Are the demarcation lines between the amateur and professional theatres even more blurred than we imagine?

David Mears (Bottom) and Ayesha Dharker (Titania)
David Mears (Bottom) and Ayesha Dharker (Titania) in the RSC's A Midsummer Night's Dream
© Topher McGrillis

It is astonishing that, in the current RSC revival of A Midsummer Night’s Dream – billed as a play for the nation – in which local amateurs play the roles of Bottom and the mechanicals in each town the show visits on tour, you would be hard-pressed to distinguish the professionals from the amateurs.

This might say something about current standards at the RSC, but it certainly says a lot for the likes of the Nonentities of Kidderminster (who took part on the press night) where confidence, audibility, characterisation tactics and energy were palpable.

It also says a lot about the RSC’s Open Stages programme, launched in Michael Boyd‘s tenure as artistic director partly in response to the local amateurs’ traditional access to the Royal Shakespeare Theatre in Stratford-upon-Avon during the winter months being denied as a result of the closure for the re-build.

Boyd is on record as saying that the best King Lear he ever saw was an amateur production – he obviously missed Paul Scofield’s and Donald Wolfit’s – but the impulse was primarily social and political, banging the drums of inclusivity and access. The Dream – with its troupe of mechanicals "putting on a play" for the wedding party in King Theseus’s palace – is an obvious outcome of Boyd’s enthusiasm; the genius of Shakespeare was to write a character, Bottom, who lives another kind of erotic dream in the arms of Titania.
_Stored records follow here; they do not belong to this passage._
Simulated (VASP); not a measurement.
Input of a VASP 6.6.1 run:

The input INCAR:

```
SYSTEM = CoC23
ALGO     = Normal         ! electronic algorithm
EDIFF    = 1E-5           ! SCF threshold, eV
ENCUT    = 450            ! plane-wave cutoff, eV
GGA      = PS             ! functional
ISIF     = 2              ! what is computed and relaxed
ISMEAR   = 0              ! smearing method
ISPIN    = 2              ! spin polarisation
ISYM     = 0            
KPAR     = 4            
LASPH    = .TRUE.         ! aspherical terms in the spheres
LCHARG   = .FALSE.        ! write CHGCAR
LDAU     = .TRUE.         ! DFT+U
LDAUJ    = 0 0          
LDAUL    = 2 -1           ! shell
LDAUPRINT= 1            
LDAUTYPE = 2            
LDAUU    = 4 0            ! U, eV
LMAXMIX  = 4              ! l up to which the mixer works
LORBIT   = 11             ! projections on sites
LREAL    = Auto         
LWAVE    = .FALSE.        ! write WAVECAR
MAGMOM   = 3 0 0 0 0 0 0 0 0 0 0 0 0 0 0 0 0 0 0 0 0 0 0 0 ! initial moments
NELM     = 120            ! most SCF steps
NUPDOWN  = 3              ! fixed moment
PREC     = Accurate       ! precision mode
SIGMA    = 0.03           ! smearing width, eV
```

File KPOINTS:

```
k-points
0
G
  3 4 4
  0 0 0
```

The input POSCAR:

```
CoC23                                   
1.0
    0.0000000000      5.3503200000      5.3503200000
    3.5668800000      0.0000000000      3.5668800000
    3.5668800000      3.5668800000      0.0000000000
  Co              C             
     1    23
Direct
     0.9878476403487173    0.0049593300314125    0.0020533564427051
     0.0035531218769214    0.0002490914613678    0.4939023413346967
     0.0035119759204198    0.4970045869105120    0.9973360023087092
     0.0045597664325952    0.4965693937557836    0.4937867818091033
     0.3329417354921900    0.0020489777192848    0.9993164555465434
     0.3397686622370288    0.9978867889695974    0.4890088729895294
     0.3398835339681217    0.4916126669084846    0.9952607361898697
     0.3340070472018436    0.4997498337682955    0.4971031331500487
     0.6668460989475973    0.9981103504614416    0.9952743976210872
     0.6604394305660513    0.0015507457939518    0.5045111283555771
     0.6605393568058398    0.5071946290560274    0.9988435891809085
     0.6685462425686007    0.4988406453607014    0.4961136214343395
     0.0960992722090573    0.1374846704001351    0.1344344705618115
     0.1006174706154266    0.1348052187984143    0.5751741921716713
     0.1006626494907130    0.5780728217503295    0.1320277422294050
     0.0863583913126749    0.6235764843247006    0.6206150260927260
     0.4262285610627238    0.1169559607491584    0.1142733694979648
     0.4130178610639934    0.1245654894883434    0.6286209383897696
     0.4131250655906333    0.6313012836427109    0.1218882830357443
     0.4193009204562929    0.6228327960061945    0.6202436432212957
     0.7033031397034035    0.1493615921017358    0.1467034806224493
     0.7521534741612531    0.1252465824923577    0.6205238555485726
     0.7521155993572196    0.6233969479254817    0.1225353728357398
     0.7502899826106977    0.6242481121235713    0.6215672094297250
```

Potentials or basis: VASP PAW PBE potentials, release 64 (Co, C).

Last weekend I found myself in another version of am-dram land with the Tower Theatre’s revival of Lee (Billy Elliot) Hall’s Cooking with Elvis at the Theatro Technis in Camden Town. The Tower, which celebrates its 75th anniversary in 2017, currently performs in two well-known London fringe venues, the Technis and the Bridewell Institute just off Fleet Street.

Tower Theatre Company's production of Cooking with Elvis
Tower Theatre Company's production of Cooking with Elvis
© David Sprecher – Tower Theatre Co. 2016

And here’s the thing. I entered the slightly dilapidated premises as a stranger. Everyone in the foyer, and in the audience, knew each other. They were part of a club, a community of common purpose and dedication. They were releasing their inner thespians in a parallel universe of theatre. I overheard one punter telling another that he had been up until five o’clock that morning working on his design for the next production. The lady selling the tickets (£14 a throw, bit steep, I thought, but no ATG-style booking or restoration fee) collected the laminated passports to theatre-land from her front-of-house colleagues as she sat in the cavernous, oddly shaped interior. The audience numbered about eighty people.

And the performance was superb: better than good, less than tremendous, but still superb. And it’s still shocking, sexy stuff, even fifteen years after comedian Frank Skinner bared his buttocks as the witless cake-maker who provides vigorous rumpy-pumpy for both the sex-starved wife of a quadriplegic former Elvis impersonator – who leaps out of his wheelchair to perform several items from the King’s Las Vegas repertoire – and their borderline obese daughter.

There’s also a pet tortoise, which is baked in a pie and served up for Stu’s supper – a clear case of "Tortoise Andronicus" said Sheridan Morley first time round – and a series of physical encounters covering the waterfront: every possible genital engagement and a climactic deed of masturbation mercy.

Good Lord, I don’t think such a scenario was in the minds of the venerable founders of the am-dram movement between the wars. But the audience gave the impression they expected nothing less; they evinced a spirit of what the Yorkshire novelist Phyllis Bentley said of her membership of the Halifax Thespians in 1948: "a passport to a true comradeship in art."

And in the role of the obese daughter, Olivia Baker gave a performance so touching and true that you’d never stoop to describing her as an amateur; her programme credits list Ruth in Blithe Spirit and Catherine in A View from the Bridge, and she could have played either role, no problem, on the West End stage.

Are the demarcation lines between the amateur and professional theatres, as sussed by Boyd and now investigated by Erica Whyman in her RSC Dream, even more blurred than we imagine? Michael Gambon, after all, is the president of the Tower – whose actors plays the mechanicals when The Dream comes to the Barbican in May – and Ian McKellen patron of am-dram’s governing body, the Little Theatre Guild.